As a physics undergrad, I found myself often dismissed or ignored by male professors and colleagues. It was enough to make me leave science for several years, and when I came back, I knew I had to help change the culture. How we might better encourage women to enter—and stay—in the STEM fields? Ellen Pao, former Reddit CEO, banned negotiations from Reddit's hiring practices, after several other tech companies successfully adopted a similar strategy. Women tend to negotiate less in salary discussions, and its thought this ban could serve to equalize the pay gap between the sexes. Pao was already considered a suspect figure, and some saw this strategy as a callous bid to pay employees less. Instead of increasing women's salaries to be equal to those of men's, men's salaries might simply be lowered to the level of women's. There's some hypocrisy here: why such horror that men's salaries might be in danger of being reduced to the level of women's, when this is a reality women have lived with for decades? This criticism also strikes me as overly cynical. In order for Reddit to remain competitive in hiring, they'd have to offer a higher baseline to everyone they pursue, and they know this. This strategy is also likely to attract candidates to whom diversity is important, and studies have made clear the importance of diversity to a healthy workplace. Regardless of outcome, this is an essential exercise. We've got to find ways to challenge our biases towards women without demanding they be more like men.

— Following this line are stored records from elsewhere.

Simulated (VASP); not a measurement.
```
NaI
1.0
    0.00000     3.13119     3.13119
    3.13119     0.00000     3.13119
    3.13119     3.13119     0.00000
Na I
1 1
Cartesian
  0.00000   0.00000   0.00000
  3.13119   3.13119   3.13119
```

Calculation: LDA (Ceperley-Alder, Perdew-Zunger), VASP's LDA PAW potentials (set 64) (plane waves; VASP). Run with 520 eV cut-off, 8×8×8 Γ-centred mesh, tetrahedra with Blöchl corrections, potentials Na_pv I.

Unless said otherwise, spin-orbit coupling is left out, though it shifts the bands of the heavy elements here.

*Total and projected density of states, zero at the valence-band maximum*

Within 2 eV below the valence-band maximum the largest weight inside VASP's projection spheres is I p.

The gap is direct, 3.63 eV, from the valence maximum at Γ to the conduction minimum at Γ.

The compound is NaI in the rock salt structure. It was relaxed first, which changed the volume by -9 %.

What's most refreshing about this approach is that it takes the onus off women to overcome their social conditioning, and begins to put it where it belongs: on all of us. Women are not only expected to out-perform men in order to be seen as equally qualified, they're asked to find and reverse all the social conditioning in their behaviors. My colleague recently criticized a visiting job candidate whose work was impeccable but whom he found too deferential. "She used too much upspeak. Every conclusion sounded like a question." She didn't get a job offer. There's no denying that women are battling socialization, and we've got to stop penalizing them for this. We've got to fix these prejudices in ourselves and not demand that women act more as we'd like them to act, considering these preferences themselves are only a result of societal conditioning. Women who have worked hard to overcome such behavior—taken elocution classes or studied negotiation strategies—are often rewarded with hostility for appearing aggressive. It's on us to challenge our own misperceptions about what really makes a team member's contributions worthwhile. And maybe being unsure of oneself can translate into a good thing–given mass charges of irreproducibility in research, shouldn't we be valuing a certain carefulness and circumspection now more than ever?
I've had to weed out the same dismissiveness in myself. In the past, I'd discount the opinion of female colleagues who in any way reminded me of a Valley Girl. But this was undoubtedly a flaw in myself, not in them. I've worked hard to look past word choices and body posture. In science, as in business, we forgive men of so much and women of so little. It’s no surprise that this is reflected in women's attitudes towards themselves. But their attitudes towards themselves, in turn, influence the attitudes of others. Companies artificially stimulate demand by inflating prices, exploiting the mechanism of cognitive dissonance. Likewise, we value more the people who demand more. This is likely some vestigial evolutionary process, an outdated script with limited merit in modern times. It's this kind of posturing that rewards asshole CEOs, that encourages "hustle," that results in the dramatically skewed resource distribution we now suffer. Studies have shown that women consistently undervalue themselves, and ask for less. Thus, ensuring equal pay is not only necessary on a material level, it holds promise to help managers sufficiently value and respect their female employees on a personal level.
Pao's wording has been criticized—“Men negotiate harder than women do and sometimes women get penalized when they do negotiate.” It's been interpreted as a sexist assertion that women are in some way less skillful than men. But she's not arguing that women can't be as skillful negotiators as men—the problem she's trying to address is the immense social pressure women experience that prevents them from advocating for themselves. Yes, this policy may penalize the best negotiators, men and women alike. But perhaps it's time to de-emphasize traditionally masculine qualities whose values are inflated because the professional world, and its definitions of success, have been male-dominated and dictated for hundreds of years. What's ultimately needed is not only the inclusion of females in male-dominated workplaces, but for more women to build their own companies to set a new tone for the working world.